Architecture-aware languages

Hi all,
I would like to know if someone is interested to talk about a special class of DSLs named “Architecture-aware languages”.

I try to explain what I’m referring to.

Any programming language assumes an underlying computational model: stack/heap for C, an object model for C++, JVM for JAVA, pure math functions for functional languages (purists will forgive me :slight_smile: ).

But there is a “dirty world” (like hard real-time embedded control) where the existence of a formal model is not guaranteed, the underlying model is not enough abstract to assume that everything can be done by reading and writing abstract memory locations. And assembly is not an option because of program complexity and time to market constraints.

Here is a list of interesting topics on the subject. I will be happy to engage discussions about those.

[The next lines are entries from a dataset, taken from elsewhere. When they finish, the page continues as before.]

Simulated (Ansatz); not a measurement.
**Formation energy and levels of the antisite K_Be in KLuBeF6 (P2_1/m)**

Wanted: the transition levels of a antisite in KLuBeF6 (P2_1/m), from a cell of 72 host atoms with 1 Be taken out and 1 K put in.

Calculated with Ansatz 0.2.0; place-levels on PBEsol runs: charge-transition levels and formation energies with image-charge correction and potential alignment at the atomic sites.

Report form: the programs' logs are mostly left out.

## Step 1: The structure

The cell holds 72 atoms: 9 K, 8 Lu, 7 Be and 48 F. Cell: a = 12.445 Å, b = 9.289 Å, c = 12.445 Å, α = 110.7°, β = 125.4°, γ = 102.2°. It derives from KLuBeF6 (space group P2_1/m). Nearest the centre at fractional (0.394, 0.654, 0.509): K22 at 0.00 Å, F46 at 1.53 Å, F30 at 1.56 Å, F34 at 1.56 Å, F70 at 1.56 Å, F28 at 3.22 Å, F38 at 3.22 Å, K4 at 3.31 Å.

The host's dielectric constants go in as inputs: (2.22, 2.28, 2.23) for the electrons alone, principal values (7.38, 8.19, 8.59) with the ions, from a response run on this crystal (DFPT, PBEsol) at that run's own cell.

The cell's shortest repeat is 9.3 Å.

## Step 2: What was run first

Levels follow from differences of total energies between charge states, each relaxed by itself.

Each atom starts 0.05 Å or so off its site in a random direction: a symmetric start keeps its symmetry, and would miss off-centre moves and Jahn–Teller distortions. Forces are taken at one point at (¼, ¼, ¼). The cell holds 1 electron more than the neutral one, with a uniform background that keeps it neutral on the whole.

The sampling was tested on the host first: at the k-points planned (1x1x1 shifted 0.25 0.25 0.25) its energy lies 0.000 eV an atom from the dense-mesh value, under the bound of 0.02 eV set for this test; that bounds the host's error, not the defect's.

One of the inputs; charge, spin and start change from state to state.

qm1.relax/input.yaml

  1. Sometimes you don’t have a stack. Really ? yes… and perhaps you only have a really little stack for storing return addresses but no local variables. This means big issues in registers allocation algorithm. Obviously you are loosing recursion, but in real-time control systems typically it’s not needed.

  2. Looping must be as fast as possible, so compiler has to leverage on specialized instructions, like decrement-and-jump.

  3. Real-time control means that compiler is aware of machine’s clock frequency. Compiler has to guarantee real-time constraints. Complication : clock frequency can vary during program execution for different reasons…

  4. Peripherals are so many, so different, and so directly controlled that they cannot be mapped in memory by generic read/write instructions. Every memory has its own access protocol, and compiler must be aware of that. Again, type system semantics must take care of the following problem, for instance: A := B is not permitted if the architecture doesn’t support direct data movement between peripherals A and B.

  5. Typically the processor has microcode fixed on a ROM, and it has a mechanism for replacing instructions after silicon, to fix bugs. This has a big big big impact on registers allocations strategy to guarantee coherence.

  6. In a multi-processor architecture, a main processor can call procedures on secondary processors.
    Compiler must be aware of that, and binary code is mapped properly on different areas of code storage.

  7. Sometimes the relationship between primary and secondary processors is master-slave. Sometimes it’s based on parallel threading. In this case the compiler must be aware that registers can be shared between different machine. Sometimes, you have both mechanisms on the same architecture.

  8. If/else branching must be as fast as possible. Compiler has to rearrange things to guarantee this constraint. Sometimes the compiler has to warn the programmer that the expression being computed, is too slow with respect to real-time constraints.

  9. Compiler must be tailored on a significant number of specialized instructions, i.e. :
    check one memory bit and jump accordingly, wait on an hardware event… compiler has also consciousness of interrupt mechanisms.

  10. Finally, the fantastic one: when programmers write micro-code , you don’t have yet the final architecture, so parametric compilation is a big dream… Again, think to the situation where you need to re-use a full software suite on a slightly different architecture, without rewriting the compiler and without the possibility of a virtual machine. Really challenging… Front-end/back-end and an intermediate language is not an option, because you can loose real-time constraints. Interesting can be an intermediate language that mantain real-time info.

Any comment is welcome.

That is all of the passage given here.